Re: [PATCH 3/5] exec: Remove recursion from search_binary_handler
From: Eric W. Biederman
Date: Thu May 14 2020 - 12:52:59 EST
Linus Torvalds <torvalds@xxxxxxxxxxxxxxxxxxxx> writes:
> On Tue, May 12, 2020 at 11:46 AM Eric W. Biederman
> <ebiederm@xxxxxxxxxxxx> wrote:
>>
>> I am still thinking about this one, but here is where I am at. At a
>> practical level passing the file descriptor of the script to interpreter
>> seems like something we should encourage in the long term. It removes
>> races and it is cheaper because then the interpreter does not have to
>> turn around and open the script itself.
>
> Yeah, I think we should continue to support it, because I think it's
> the right thing to do (and we might just end up having compatibility
> issues if we don't).
>
> How about trying to move the logic to the common code, out of binfmt_misc?
>
> IOW, how about something very similar to your "brpm->preserve_creds"
> thing that you did for the credentials (also for binfmt_misc, which
> shouldn't surprise anybody: binfmt_misc is simply the "this is the
> generic thing for letting user mode do the final details").
>
>> Calling fd_install in binfmt_misc still seems wrong, as that exposes
>> the new file descriptor to user space with the old creds.
>
> Right. And it really would be good to simply not have these kinds of
> very special cases inside the low-level binfmt code: I'd much rather
> have the special cases in the generic code, so that we see what the
> ordering is etc. One of the big problems with all these binfmt
> callbacks has been the fact that it makes it so hard to think about
> and change the generic code, because the low-level binfmt handlers all
> do their own special thing.
>
> So moving it to generic code would likely simplify things from that
> angle, even if the actual complexity of the feature itself remains.
>
> Besides, we really have exposed this to other code anyway thanks to
> that whole bprm->interp_data thing, and the AT_EXECFD AUX entries that
> we have. So it's not really "internal" to binfmt_misc _anyway_.
>
> So how about we just move the fd_binary logic to the generic execve
> code, and just binfmt_misc set the flag for "yes, please do this",
> exactly like "preserve_creds"?
>
>> It is possible although unlikely for userspace to find the file
>> descriptor without consulting AT_EXECFD so just to be conservative I
>> think we should install the file descriptor in begin_new_exec even if
>> the next interpreter does not support AT_EXECFD.
>
> Ack. I think the AT_EXECFD thing is a sign that this isn't internal to
> binfmt_misc, but it also shouldn't be gating this issue. In reality,
> ELF is the only real binary format that matters - the script/misc
> binfmts are just indirection entries - and it supports AT_EXECFD, so
> let's just ignore the theoretical case of "maybe nobody exposes it".
>
> So yes, just make it part of begin_new_exec(), and there's no reason
> to support more than a single fd. No stacks or arrays of these things
> required, I feel. It's not like AT_EXECFD supports the notion of
> multiple fd's being reported anyway, nor does it make any sense to
> have some kind of nested misc->misc binfmt nesting.
>
> So making that whole interp_data and fd_binary thing be a generic
> layer thing would make the search_binary_handler() code in binfmt_misc
> be a pure tailcall too, and then the conversion to a loop ends up
> working and being the right thing.
That is pretty much what I have been thinking. I have just been taking
it slow so I find as many funny corner cases as I can.

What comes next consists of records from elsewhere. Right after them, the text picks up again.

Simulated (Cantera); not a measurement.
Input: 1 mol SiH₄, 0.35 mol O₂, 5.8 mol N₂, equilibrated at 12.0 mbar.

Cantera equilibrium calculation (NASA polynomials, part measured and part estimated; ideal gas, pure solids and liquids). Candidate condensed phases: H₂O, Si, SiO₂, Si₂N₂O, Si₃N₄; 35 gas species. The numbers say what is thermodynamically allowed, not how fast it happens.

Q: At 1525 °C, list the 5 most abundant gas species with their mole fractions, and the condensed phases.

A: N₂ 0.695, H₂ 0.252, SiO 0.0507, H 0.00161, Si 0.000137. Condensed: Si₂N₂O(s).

Nothing ever clears the BINPRM_FLAGS_EXECFD so the current code can
not support nesting.
Now I do think a nested misc->misc binfmt thing can make sense in
principal. I have an old dos spectrum emulator that I use to play some
of the games that I grew up with. Running that emulator makes me two
emulators deep. I can also imagine writting a domain specific language
in python or perl, and setting things up so scripts in the domain
specific language can be run directly.
So I think I need to deliberately test and prevent a nested misc->misc,
just so data structures don't get stomped. If the cases where it could
useful prove sufficiently interesting we can enable them later.
Eric